For the next few days we are having a daily blog to help record what we’ve been learning here, and share if for those not lucky enough to join us. We hope that it will be interesting for you to look at what we’re doing- and hope that you will find it useful too! The team writing are Papa (Senegal), Beyai (The Gambia), Jean (Burundi), Selina (Germany) and Luke (UK).

We hope to bring you an update of what we’ve done each day and some key learning points from these activities. Lastly, we would like to bring you one big idea and ask you one question from each of our working groups. These will be looking at migrants in Scouting, religious groups in Scouting, women in Scouting, rural communities in Scouting, and a working group looking at creating an ideas box to support diversity and inclusion in the partner NSOs/NSAs.

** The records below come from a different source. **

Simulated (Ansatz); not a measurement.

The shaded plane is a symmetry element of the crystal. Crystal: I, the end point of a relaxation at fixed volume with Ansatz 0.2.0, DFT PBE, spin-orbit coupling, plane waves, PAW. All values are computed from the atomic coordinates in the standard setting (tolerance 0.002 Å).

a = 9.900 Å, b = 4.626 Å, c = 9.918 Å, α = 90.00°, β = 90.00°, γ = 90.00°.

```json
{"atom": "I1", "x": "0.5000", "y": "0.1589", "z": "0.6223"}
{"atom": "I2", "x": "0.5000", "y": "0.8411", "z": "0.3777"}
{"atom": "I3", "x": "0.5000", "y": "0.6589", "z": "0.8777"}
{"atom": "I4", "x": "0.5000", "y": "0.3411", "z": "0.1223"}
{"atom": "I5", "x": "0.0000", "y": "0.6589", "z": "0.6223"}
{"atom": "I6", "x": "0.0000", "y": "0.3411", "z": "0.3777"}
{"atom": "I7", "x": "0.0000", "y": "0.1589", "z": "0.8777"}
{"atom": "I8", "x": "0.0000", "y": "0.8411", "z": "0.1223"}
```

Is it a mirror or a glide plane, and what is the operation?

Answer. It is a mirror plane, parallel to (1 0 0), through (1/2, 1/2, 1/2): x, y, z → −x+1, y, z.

From 24th- 21st March the Unguvu project is taking place in Ethiopia. It’s an African and European partnership about diversity and inclusion. There are two particpants per country. From Africa there are Burundi, Senegal, Chad, The Gambia, Ethiopia, Rwanda and Burkino Faso. From Europe there are Finland, Germany, Switzerland, Italy, France, UK and Sweden. There are 28 participants and six planners- including two experts! Yesterday the Europeans arrived with the Africans joining them later in time for the workshop.

The programme started today in the morning with a brief opening and introduction of the Unguvu project. It’s aims and objects as well as some of it’s challenges were presented, as well as the participants expectations, fears and what skills they all bring and various ice breakers. We learnt to work together as a team, and then started to look at European- African Scout partnerships. After lunch we had an introduction to diversity and inclusion, looking at how pictures and words can demonstrate different situations. We then split into our working groups for the evening.

Key learning points-
• You cannot see diversity from one simple picture. It’s a very complex subject.
• European-African partnerships can be used to develop upon some of the most challenging issues within the NSOs/NSAs.
• Partnership arrangements must present value for both organisations.

Our question and idea for this blog comes from the gender working group.

Big Question- How do we break free from tradition without insulting and violating cultural values?

Big Idea- Gather a few girl Scouts from your unit to visit the parents and family of the females who might not be allowed to join Scouting by their family. They can explain the activities they take part in, and make them feel at ease with the unit.